All Jack’s sisters married into prominent and wealthy families; on 17th February 1891, he married socialite Ava Lowie Willing. They had two children, William Vincent born 15th February 1891, a businessman and philanthropist who died 3rd February 1959, and Ava Alice Muriel, born 7th July 1902 and died 19th July 1956.

Jack and Ava divorced in November 1909, and to add to what was a great scandal during that time, he married the 18-yr-old socialite, Madeleine Talmage Force, who was 23 years younger than him. The ceremony took place in the ballroom at Beechwood, the family’s mansion in Newport, Rhode Island on 9th September 1911.

The Titanic tragedy

Jack and Madeleine enjoyed an extended honeymoon in Europe and Egypt, hoping to allow time for the gossip about them to evaporate. Madeleine fell pregnant with her first child during the journey, but her wish was that the baby be born in the USA. It was for this reason that the couple boarded the ill-fated vessel the Titanic on her maiden voyage, traveling first class with an entourage consisting of their valet, maid and nurse, plus their Airedale pet dog, Kitty. Soon after the Titanic collided with an iceberg, Jack was advised to wake up his wife, but they apparently remained unperturbed even when the lifeboats for first class were been prepared. He was reported to have said, “We are safer here than in that little boat.”

Archibald Gracie IV, one of the passengers, survived by clambering atop an overturned lifeboat and wrote a book about the tragedy. Unfortunately he never quite recovered from the trauma and died eight months later. He wrote that Jack helped his wife, maid and nurse into Lifeboat 4 and then asked if he might join his wife because she was in ‘a delicate condition’. Jack was told men were not allowed on the lifeboats until all the women and children were on board. From some survivors’ accounts, apparently some of the lifeboats had some extra space, and at least some of the men could have been saved. Madeleine, her maid and nurse were lucky to have survived.

The last sight anyone had of Jack was him smoking a cigarette on the bridge wing with the American journalist and mystery writer, Jacques Futrelle. Within 30 minutes they had disappeared as the ship sank into depths of the ocean.

1,517 passengers and crew went down with the ship, and of those only 333 bodies were recoverd. Jack’s valet and the dog Kitty did not survive. Jacks body was recovered and identified by his initials sewn onto his jacket’s label. His gold pocket watch was found, which his son Vincent claimed and wore for the rest of his life.

Jack was buried in Trinity Church Cemetery, Manhattan, New York City. His second son, John Jacob “Jakey” Astor VI was born four months after his death. It was estimated that Jack was worth about $87 million – about $2.65 billion today.

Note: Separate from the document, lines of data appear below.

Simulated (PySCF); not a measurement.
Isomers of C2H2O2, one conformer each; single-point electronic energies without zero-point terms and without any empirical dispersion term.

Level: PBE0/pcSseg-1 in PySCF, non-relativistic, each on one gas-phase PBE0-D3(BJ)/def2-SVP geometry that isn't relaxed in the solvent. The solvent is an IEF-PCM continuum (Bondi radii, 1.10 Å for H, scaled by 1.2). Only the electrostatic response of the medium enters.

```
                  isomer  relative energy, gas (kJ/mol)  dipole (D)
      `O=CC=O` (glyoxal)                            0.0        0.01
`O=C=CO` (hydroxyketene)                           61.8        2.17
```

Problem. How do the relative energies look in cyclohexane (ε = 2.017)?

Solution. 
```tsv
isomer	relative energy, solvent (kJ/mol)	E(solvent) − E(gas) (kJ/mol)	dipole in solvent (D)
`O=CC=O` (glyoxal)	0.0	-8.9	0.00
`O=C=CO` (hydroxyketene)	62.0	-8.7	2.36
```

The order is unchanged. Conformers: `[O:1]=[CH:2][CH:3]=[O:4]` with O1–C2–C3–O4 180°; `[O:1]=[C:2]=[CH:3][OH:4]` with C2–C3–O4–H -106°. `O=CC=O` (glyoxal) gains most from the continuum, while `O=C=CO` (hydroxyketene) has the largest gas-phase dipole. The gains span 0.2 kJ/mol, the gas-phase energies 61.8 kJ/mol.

The family trust that the patricarch of the Astor family, John Jacob, had built up was dissolved in 1919 following the death of the last of his grandchildren. Many Astor descendants benefited financially from his legacy, but regretfully Jack, who had gone down with the Titanic, never got to enjoy that windfall.

Madeleine went on to marry a banker, William Karl Dick in 1916, and they had two sons. In 1933 she married the boxer Enzo Fiermonte.

“Astor: The Rise and Fall of an American Fortune”

This is the title of a book written by Anderson Cooper and Katherine Howe. In an interview with CBS News in 2023, Anderson talks about how Vincent Astor inherited the title and the bulk of the wealth of the richest man in America after his father’s death on the Titanic. His sisters, Madeleine and Ava, as well as his brother, Jakey inherited trust funds. Jakey was engaged in ongoing legal battles against Vincent in an attempt to inherit a larger portion of their father’s fortune. Jakey got engaged many times, and married four society women.

Vincent lived the high life, and wasn’t well-liked as he smoked and drank copiously. He was perturbed by the fact that the family were being called ‘slumlords’, so sold off some of their assets. He started a foundation whose intention was rather vague, but which Vincent idealised as being for the betterment of mankind. Vincent passed away in 1958, leaving his third wife, Brooke Astor (nee Russell), his fortune and the foundation. Brooke became a philanthropist and focused on ‘giving back to New York City’.

Sadly, Brooke Astor’s son from a previous marriage, Anthony (Tony), was accused of defrauding money from her when her mental faculties deteriorated due to Alzheimer’s. The case hit the tabloids at the time, and much dirt on the family’s bad deeds was uncovered. It appeared that Tony was stealing to secure more money for his wife, Charlene whom Brooke despised. Tony was tried, convicted and imprisoned for only two months at the Fishkill Correctional Facility. He was released on the basis that he was too ill to sit out the rest of his sentence.

All the wealth and power in the world couldn’t help the Astor family from facing the inevitable downfall that often comes with inherited fortunes; they’d acquired so much wealth by the fifth generation that there was hardly any work ethic left amongst them. All had been born with silver spoons in their mouths, lived lavish lifestyles, and rode on their status like star-studded celebrities enjoying the benefits of their dynasty.

Alexander Aldrich, John Jacob’s fifth great-grand-daughter, wrote a memoir before she went to boarding school, entitled “The Astor Orphan”. In the book published in 2013, she describes her childhood growing up in the 200-year-old Rokeby Mansion in Barrytown, New York; by that stage the family was rich in land but had no cash. Her grandmother was an alcoholic and her father unemployed. The once proud Astor home that was a symbol of the family’s lofty status in the American business world was reduced to housing Astor descendants stricken with poverty, living in squalor, and relying on food from neighbours to survive.

John Jacob IV was probably the most famous of all the Astors, attributable to the sinking of the Titanic. Many popular movies and mini-series were created featuring the story of the tragedy, which struck people’s hearts globally and in the 2012 production of “Titanic: The Musical” he was portrayed by his great-grandson, Gregory Todd Astor. Yet perhaps one could say that he was the last of the line that upheld the name of Astor and when he sank, the glory of that name and its standing in society unravelled and slowly drowned too. Notwithstanding the family’s demise, the name Astor will always have a place in, and remains a cornerstone of American history today.